SHAKEY'S EARNINGS UP
The earnings of SHAKEY’S Pizza Asia Ventures, Inc. (SPAVI) increased by 2.5% from January to March 2019 on the back of expanded store network and steady margins. The company announced that its net income in Q12019 reached PHP188 million from PHP184 million. The company hopes to close the year with a double-digit profit growth. Shakey’s said it is bringing in Peri-Peri Charcoal Chicken to its portfolio.
The Philippine retail sector has been benefiting from higher disposable incomes following the reduction of personal income tax rates that started in 2018 as well as Filipinos’ fondness for food and beverage (F&B) which continues to grow at a sustained pace despite inflation peaking in 2018. Overall, consumer outlook in the country has been improving as shown by the Philippine central bank’s latest survey. The F&B demand in the Philippines remains strong with the sector covering between 30% and 50% of total retail space in the country. A mix of local and foreign F&B concepts continue to enter the Philippine market, indicating investors’ confidence in Filipinos’ purchasing power.
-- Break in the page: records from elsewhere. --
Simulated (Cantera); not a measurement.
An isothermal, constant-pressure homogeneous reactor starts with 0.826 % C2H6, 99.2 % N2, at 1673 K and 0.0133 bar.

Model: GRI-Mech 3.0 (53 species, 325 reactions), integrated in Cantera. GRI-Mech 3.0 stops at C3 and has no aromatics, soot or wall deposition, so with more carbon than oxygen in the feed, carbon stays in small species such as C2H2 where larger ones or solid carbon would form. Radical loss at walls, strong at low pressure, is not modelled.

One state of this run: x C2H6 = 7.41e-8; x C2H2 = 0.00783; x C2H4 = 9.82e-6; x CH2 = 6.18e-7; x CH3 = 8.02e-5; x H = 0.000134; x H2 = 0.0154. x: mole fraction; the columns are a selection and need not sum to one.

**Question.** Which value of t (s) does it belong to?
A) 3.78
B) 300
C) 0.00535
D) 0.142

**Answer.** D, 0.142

AVIDA LAND LAUNCHES FINAL PHASE OF CAVITE PROJECT
Avida Land is launching the third and final segment of its 10-hectare Avida Verra Settings Vermosa within Ayala Land’s 700-hectare mixed-use estate in Imus, Cavite. The P2.8 billion project will offer 370 units with each unit priced between P9 million to P9.5 million. Floor areas will range between 67 sq m and 85 sq m. Among the amenities that residents will enjoy are an Olympic-sized swimming pool, a track and field oval, and the Philippines’ first sports science laboratory. Avida Land said land development is due to be completed in May 2021 while turnover is scheduled H2 2021.
In our opinion, developers are likely to continue to venture into horizontal residential projects in second-tier and third-tier cities all over the country, where demand comes from end-user buyers. The markets may be smaller compared to Manila but more stable in terms of end user housing demand. We believe that Avida’s decision to expand footprint in Cavite is partly due to the development of road network from Manila to Southern Luzon. In our opinion, projects in Southern Luzon should become more attractive given the planned railway expansion and toll road projects.
INFRA SPENDING DOWN 5.7% IN MARCH
According to the national government, infrastructure spending dropped by 5.7% in March as some agencies failed to implement new projects under the reenacted national budget. Data from the Department of Budget and Management (DBM) reveal that infrastructure and capital outlays reached PHP59.7 billion in March from PHP63.4 billion in the same month in 2018. The DBM noted that while the disbursements of Department of Public Works and Highways (DPWH) increased yoy, the capital expenditures of Interior and Education departments declined during the period.
Colliers believes that infrastructure spending is likely to pick up for the remainder of the year following the implementation of the national budget for 2019. Government agencies such as the National Economic and Development Authority (NEDA) and Department of Finance have urged national implementing agencies such as Departments of Public Works and Transportation to build projects round-the-clock. Similar to projects implemented in the past, Colliers believes that public projects being implemented by the current administration are likely to influence developers’ strategies moving forward. The infrastructure projects should influence developers’ decision to continue developing offices, residential units, and malls outside of Metro Manila. Private construction as a component of the Philippines’ gross domestic product has been rising by an average of 10% and this indicates strong appetite for private-sector led implementation of offices, malls, condominium, and industrial parks and facilities.